Title: 2015 Should Be An Active Thunderstorm Year

Author: Climatologist Cliff Harris
Published: 3/6/2015


The National Weather Service estimates that every year there are approximately 100,000 thunderstorms in the U.S. About one-tenth, or 10,000 of these thunderstorms, are quite severe accompanied by torrential downpours, large-sized, crop-destroying hail and often deadly tornadic activity.

Around the rest of the world, there are more than 40,000 thunderstorms forming every day. Nearly 1,800 of these violent storms occur at any given hour on the planet. Let’s do the math. This works out to 16 million thunderstorms a year on a global scale. That’s a lot of ‘thunderboomers!’

In the U.S. alone, lightning kills dozens of people each year and causes thousands of fires, especially in the tinder-dry forests of the Far West.

Large hailstones cause at least $1 billion a year in property damage, plus widespread crop losses in wheat and other grains.

Hurricane-force straight-line winds can reach velocities exceeding 100 miles per hour or more. Downburst winds cause plane crashes.

‘Flash floods,’ associated with severe thunderstorms, caused rivers to overflow their banks and often result in human and livestock deaths.

Tornadoes that are spawned by violent thunderstorms and kill dozens of people every year, especially in the southern Great Plains and the Deep South, as we’ve seen in recent years in Oklahoma, Kansas, Texas, Arkansas and Missouri.

The ‘key’ to the size and power of a particular thunderstorm, according to climate scientists, lies in the strength of the UP and DOWN motions of its air flows that likewise produce large-size hail, strong wind gusts and torrential rains. ‘Supercells’ containing intense updrafts can lead to a series of deadly tornadoes.

We’re fortunate that we usually have only a dozen or so days, mainly in the afternoon and early evening hours, with thunderstorm activity in North Idaho each year. There were 13 days with thunderstorms in 2014 in Coeur d’Alene at my station on Player Drive. Some of these storms produced hail, winds exceeding 40 miles per hour and torrential downpours, usually lasting less than 20 minutes.
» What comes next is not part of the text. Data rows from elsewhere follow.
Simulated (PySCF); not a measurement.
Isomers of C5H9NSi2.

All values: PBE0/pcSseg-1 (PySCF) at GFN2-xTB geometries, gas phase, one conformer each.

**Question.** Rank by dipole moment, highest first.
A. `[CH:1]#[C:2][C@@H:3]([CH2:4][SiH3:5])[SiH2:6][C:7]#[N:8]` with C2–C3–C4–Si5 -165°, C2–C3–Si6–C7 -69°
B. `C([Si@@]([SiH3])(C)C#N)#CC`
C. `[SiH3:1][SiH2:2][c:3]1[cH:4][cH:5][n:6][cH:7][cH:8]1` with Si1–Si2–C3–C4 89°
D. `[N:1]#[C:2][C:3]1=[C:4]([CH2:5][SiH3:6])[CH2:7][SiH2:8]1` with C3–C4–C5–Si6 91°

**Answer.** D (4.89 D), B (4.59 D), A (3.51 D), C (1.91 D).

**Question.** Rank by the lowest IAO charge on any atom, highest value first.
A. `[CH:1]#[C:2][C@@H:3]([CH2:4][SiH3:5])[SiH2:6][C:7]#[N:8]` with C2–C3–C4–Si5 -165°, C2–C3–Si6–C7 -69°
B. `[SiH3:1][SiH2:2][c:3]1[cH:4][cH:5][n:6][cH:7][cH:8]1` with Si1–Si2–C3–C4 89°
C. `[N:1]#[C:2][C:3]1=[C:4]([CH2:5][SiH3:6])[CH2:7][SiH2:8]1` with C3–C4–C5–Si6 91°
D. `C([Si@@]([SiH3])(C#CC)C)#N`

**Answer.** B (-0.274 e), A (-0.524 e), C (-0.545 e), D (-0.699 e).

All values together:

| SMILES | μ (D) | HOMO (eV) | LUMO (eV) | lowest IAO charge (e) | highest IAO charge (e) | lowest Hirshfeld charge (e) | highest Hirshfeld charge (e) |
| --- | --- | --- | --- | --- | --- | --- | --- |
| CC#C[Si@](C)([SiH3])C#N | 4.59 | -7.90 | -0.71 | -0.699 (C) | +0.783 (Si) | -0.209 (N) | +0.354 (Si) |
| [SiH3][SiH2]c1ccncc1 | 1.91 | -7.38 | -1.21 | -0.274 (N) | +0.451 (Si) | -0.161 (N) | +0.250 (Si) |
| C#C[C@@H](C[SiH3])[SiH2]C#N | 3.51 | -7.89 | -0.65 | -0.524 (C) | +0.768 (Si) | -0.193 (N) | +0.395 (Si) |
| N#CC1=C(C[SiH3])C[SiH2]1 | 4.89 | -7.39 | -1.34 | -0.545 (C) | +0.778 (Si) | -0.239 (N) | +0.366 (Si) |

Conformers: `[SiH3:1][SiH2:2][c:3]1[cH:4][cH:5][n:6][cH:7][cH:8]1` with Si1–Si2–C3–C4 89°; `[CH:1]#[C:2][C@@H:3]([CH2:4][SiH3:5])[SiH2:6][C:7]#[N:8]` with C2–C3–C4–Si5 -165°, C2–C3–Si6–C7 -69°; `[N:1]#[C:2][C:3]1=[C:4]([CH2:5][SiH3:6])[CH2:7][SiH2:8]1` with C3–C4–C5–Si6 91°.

But, due to the fact that I see a very STORMY spring and early summer period in our part of the country, the opposite ‘extreme’ from the quiet winter of 2014-15 in the region, we may end up with as many as 15 to 20 days between mid April and mid September with thunderstorms. Fortunately, only a few of these storms will cause any major damage resulting from high winds, downed trees or lowland flooding. Besides, we’ll need the moisture after the recent dry and snowless period.